Listen to episodes from the original radio show here:

In 1949, The Goldbergs made the leap to the new medium of television and in 1956 passed off the air into legend, and eventually, obscurity (and YouTube).

This fall on ABC, the great-grandchildren of the original viewers will see a whole new set of Goldbergs on their TV screens in The Goldbergs; and no, it’s not a remake. This Goldbergs is the creation of Adam F. Goldberg. A heartwarming sitcom based directly on Goldberg’s own family and set in the 1980s, it’s like a Reagan-era Wonder Years, and from what I can glean from the 4-and-a-half-minute preview released by the network this week, it seems to employ many of the same tropes: the blustering dad who has difficulty expressing tenderness (played here by the wonderful Jeff Garlin aka Jeff Greene from Curb Your Enthusiasm); the overprotective, slightly fretful mother (Wendi McLendon-Covey, so hilarious in Bridesmaids and Reno 911!); the trendy sister, the obnoxious older brother. The conceit of the show is that we are watching home movies shot by the younger iteration of an adult-as-voiced-narrator, the precocious baby of the family rarely seen without an enormous and cumbersome vintage Camcorder in hand. (The wisecracking grandfather, the only main character without a Wonder Years corollary, is played by George Segal, who I have to say I’m very happy to see. TV hasn’t been the same since Just Shoot Me went off the air.)
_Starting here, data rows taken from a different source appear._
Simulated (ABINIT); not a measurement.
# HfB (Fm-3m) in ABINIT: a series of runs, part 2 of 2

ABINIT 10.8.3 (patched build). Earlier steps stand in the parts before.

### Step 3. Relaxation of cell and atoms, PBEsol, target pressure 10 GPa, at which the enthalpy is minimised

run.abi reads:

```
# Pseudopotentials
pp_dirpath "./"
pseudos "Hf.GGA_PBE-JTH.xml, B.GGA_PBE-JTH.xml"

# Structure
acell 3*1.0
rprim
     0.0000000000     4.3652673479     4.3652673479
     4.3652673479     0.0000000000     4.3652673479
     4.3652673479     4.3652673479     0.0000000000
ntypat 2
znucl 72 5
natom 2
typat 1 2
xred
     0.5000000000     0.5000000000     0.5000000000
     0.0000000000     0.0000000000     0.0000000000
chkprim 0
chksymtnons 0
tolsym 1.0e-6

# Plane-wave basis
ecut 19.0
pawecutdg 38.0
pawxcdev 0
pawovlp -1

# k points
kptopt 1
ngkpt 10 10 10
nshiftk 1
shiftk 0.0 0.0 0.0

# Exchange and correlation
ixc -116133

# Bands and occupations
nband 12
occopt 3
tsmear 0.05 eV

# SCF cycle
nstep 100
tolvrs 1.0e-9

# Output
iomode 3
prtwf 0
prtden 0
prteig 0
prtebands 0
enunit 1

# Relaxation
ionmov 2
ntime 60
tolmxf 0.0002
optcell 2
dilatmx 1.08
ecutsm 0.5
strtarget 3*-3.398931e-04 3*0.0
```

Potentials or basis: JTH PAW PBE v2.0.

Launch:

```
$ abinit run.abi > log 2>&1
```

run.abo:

It’s all pretty standard, if funny, stuff (and as I mentioned, I’ve only seen the sneak peek; this could turn into an absurdist Buñuelian satire of the mores of the bourgeoisie, for all I know), and its matter-of-factness is for me sort of poignant, for lack of a better word. I’m younger than Adam Goldberg, but I also grew up watching television (a lot of television) in the 1980s, and I’m pretty sure that back then, this new show would not have made it to the air. The original Goldbergs, like The Cosby Show did during my childhood, might have shown America that a group that white, Middle-American Christians had traditionally Othered might not be so scary after all, but this “normalization” seems to have been inevitably followed by a long drought (re: Cosby, when was the last time you saw a major network, buzzed-about sitcom about a family of color?).

This was an era in which Bea Arthur and Estelle Getty were playing Sicilians. There were occasionally explicitly Jewish characters on television, but if aliens invaded planet Earth with only Must-See TV as an anthropological guide to the peoples they had conquered, they would think “Jew” equaled “single neurotic urban male who lives exclusively in New York and dates blonde women who seem to bemusedly tolerate him.” There were no Jewish women, except to show us how desirable non-Jewish ones were by comparison, and certainly no Jewish children, because duh, you’d have to sleep with, or God forbid, marry a Jewish woman for that, and gross. Unless she’s Fran Drescher, but everyone knows that woman makes her own rules. It’s like saying Queen Elizabeth epitomizes your typical 1950s housewife.

At first glance, The Goldbergs betrays none of that anxiety. The pilot episode revolves around whether or not the older brother will actually be given access to a car upon getting his drivers’ license—there are no bar mitzvah jokes or what my husband likes to call “comedy klezmer” (part of the general family that also includes “sexy saxophone”). The Goldbergs are simply an American family, with typical American family problems: kids growing up too fast to suit their parents; parents who embarrass their kids by talking too loudly or buying the wrong cassette tape at Sam Goody (although can REO Speedwagon ever really be wrong?). “Goldberg,” in this context, doesn’t seem to be any kind of signifier meant to cue our assumptions about what these people might be like, and are we OK with that. It’s just a typical last name for a typically eccentric (which means, not very) American family, no different than “Arnold” or “Cunningham” or “Simpson.” They aren’t the first Jewish-American family on television, but at least we now know they probably won’t be the last. Somewhere up in that big Bronx tenement in the sky, Molly Goldberg must be kvelling all over the place.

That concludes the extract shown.